The Federal Trade Commission completed a study of 800 consumers throughout the country providing them Standard disclosures for “fixed” rate mortgages to determine their level of understanding. Remarkably the majority shown a standard disclosure form were totally baffled. The FTC found that the required disclosures were ineffective at explaining the costs and risks of home loans. “Mortgage disclosures designed more than 30 years ago can be confusing even for simple loans, and they do not address the variety and complexity of today’s mortgage products,” FTC Chairman Deborah Platt Majoras said in a statement.

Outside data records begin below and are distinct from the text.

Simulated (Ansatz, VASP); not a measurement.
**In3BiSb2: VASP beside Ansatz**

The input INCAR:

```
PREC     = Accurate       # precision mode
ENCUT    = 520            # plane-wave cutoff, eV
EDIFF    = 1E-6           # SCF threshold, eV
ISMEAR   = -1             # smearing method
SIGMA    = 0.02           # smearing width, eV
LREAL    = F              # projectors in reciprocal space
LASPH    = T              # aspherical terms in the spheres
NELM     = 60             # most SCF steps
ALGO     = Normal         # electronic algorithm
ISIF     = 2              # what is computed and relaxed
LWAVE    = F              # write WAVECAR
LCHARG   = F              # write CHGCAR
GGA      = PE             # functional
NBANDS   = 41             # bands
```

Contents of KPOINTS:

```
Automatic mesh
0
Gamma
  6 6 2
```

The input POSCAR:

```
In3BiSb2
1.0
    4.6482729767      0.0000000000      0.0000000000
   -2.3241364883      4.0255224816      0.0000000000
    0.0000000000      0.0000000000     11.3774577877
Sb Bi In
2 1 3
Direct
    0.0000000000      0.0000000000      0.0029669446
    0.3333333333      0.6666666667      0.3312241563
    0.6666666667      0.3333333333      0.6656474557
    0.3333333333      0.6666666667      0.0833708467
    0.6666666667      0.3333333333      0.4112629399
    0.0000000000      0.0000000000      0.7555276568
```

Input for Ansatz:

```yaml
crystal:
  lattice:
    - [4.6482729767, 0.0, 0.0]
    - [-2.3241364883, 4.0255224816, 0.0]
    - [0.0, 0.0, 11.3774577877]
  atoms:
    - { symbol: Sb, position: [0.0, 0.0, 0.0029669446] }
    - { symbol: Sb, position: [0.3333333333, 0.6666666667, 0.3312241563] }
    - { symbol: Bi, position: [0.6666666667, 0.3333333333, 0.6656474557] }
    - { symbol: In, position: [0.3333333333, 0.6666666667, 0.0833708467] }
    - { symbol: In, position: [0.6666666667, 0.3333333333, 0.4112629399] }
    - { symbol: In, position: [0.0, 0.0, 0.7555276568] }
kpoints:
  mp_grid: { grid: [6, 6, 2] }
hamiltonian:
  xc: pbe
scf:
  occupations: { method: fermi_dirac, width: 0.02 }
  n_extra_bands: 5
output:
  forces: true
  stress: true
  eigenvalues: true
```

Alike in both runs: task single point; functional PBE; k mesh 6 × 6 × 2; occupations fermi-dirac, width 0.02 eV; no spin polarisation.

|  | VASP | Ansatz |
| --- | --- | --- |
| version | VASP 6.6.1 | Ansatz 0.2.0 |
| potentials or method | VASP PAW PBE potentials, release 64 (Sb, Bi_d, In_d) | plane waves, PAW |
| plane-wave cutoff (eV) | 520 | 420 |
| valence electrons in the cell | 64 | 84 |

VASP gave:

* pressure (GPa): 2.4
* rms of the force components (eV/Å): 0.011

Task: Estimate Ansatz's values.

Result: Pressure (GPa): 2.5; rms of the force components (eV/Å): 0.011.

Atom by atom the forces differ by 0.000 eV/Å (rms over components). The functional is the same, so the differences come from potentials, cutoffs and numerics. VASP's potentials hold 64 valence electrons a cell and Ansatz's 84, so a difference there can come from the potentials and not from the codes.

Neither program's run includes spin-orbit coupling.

The Los Angeles Times has extensively reported on the complexities of Option Adjustable Rate Mortgages and the dangers faced by consumers who acquired such loans. The issue is timely. In the wake of the housing market’s boom and subsequent slowdown, as well as the meltdown in sub-prime mortgages, many homeowners have said they didn’t understand the terms of the loans they took out.

In the FTC study, more than 800 recent mortgage customers were each given disclosure forms for a hypothetical loan. About half got forms of the type currently used. The rest got prototype forms designed by the study authors to be understandable.

The study found that when given the disclosures now used:

• Half the borrowers couldn’t correctly identify the loan amount.

• Nine in 10 couldn’t figure out the total upfront cost of the loan.

• Two-thirds did not recognize that they would have to pay a penalty if they paid off the mortgage within two years. And 95% didn’t know how much that penalty would be.

This has been especially true with increasingly popular but complicated products such as “option ARMs” — adjustable-rate mortgages that let borrowers choose their payment amount each month and can even increase the total amount they owe on their loan.